Diesels or Nukes
Diesels Or Nukes: Officer who did both reflects on differences
By Robert A. Hamilton originally published in the New London Day on Feb. 29, 2004.
Diesel submarines have become very quiet and potent, said Lt. Cmdr. Todd Cloutier, speaking to the local chapter of the Naval Submarine League Friday at the U.S. Submarine Veterans Inc. Groton base on Friday.
But Cloutier, a graduate of the Dutch “Perisher” course that trains diesel submarine commanders, who is the executive officer of the Jimmy Carter, under construction at Electric Boat, said joint exercises with countries that operate them have started to teach the U.S. Navy how to deal with the hazards they pose.
The Walrus-class submarine he trained on was huge by diesel standards, but at 2,000 tons was just over one-quarter the displacement of a U.S. nuclear submarine, or SSN. It has a crew of 55, versus 140 or more for an SSN, and is 200 feet long, dwarfed by a 360-foot Los Angeles-class SSN.
Diesel submarines or SSKs have some advantages, such as they can put to sea in minutes, bypassing the lengthy reactor startup process that can keep an SSN in port two days after the decision to deploy.

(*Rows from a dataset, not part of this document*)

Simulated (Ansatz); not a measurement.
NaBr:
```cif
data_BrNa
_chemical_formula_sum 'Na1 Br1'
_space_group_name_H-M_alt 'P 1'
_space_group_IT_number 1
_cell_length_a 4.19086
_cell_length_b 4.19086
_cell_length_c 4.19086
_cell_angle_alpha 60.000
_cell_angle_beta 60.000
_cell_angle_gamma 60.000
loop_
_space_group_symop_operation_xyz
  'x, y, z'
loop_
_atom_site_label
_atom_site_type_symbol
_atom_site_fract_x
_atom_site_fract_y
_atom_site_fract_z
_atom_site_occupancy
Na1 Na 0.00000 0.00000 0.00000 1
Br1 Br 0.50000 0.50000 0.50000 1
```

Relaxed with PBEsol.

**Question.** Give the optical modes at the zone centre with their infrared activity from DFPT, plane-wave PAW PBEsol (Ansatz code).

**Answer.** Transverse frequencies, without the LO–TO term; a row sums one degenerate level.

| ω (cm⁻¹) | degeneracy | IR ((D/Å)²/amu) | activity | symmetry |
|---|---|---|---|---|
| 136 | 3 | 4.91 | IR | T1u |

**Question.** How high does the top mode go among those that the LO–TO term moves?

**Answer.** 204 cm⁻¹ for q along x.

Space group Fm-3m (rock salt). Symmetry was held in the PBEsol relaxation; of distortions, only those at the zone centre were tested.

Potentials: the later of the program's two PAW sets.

But the nuclear submarine will quickly catch up: a Walrus-class boat will take 15 days to get from Groton to Gibraltar, most of that time on the surface charging its batteries, while an SSN can do it in nine days even at part-throttle.
The difference can be even greater moving from one spot to another in a combat theatre, because the SSN is capable of sprinting far ahead of its SSK counterpart, he said.
“We can get there quick,” Cloutier said. “You can't do that with a 10-knot submarine that can do only 8-knots submerged ... that would be crippling to a battle group commander.”
Diesel submarines, particularly the modern versions, are very quiet, he said. During the Perisher course, he saw hordes of aircraft and surface ships looking for the Walrus that he trained on, but they were not successful.
A diesel submarine, though, has to surface to recharge its batteries, and even if it has a new air-independent propulsion system, it has to surface to ventilate the air, which becomes virtually unbreathable after a couple of days. On the surface, diesels are much more vulnerable, he said.
“They have to come up eventually,” Cloutier said. An SSN, however, makes its own power, air and water, and can stay down for months.
But perhaps the starkest difference is in training. In the U.S. Navy, crews are trained to be experts in their field. In diesel fleets, there is a much greater reliance on a couple of key people, particularly the captain.
So efforts to hunt a diesel should rely on relentless use of active sonar from surface ships, aircraft and other submarines, forcing the boat to stay submerged and out of sight, until morale drops and conditions worse.
“If you can wear the captain out, make him fatigued, he'll make more errors,” Cloutier said. “If you can take out the commanding officer, the submarine is useless.”
“Don't think of it as a very small SSN,” Cloutier continued. “It doesn't have the speed, it doesn't have the endurance, and it has counter-detection limitations.”
“Our biggest advantage, though, is our taxpayers' confidence in us,” Cloutier said. “They give us the tools we need ... and the time we need to train, which other navies just don't have.”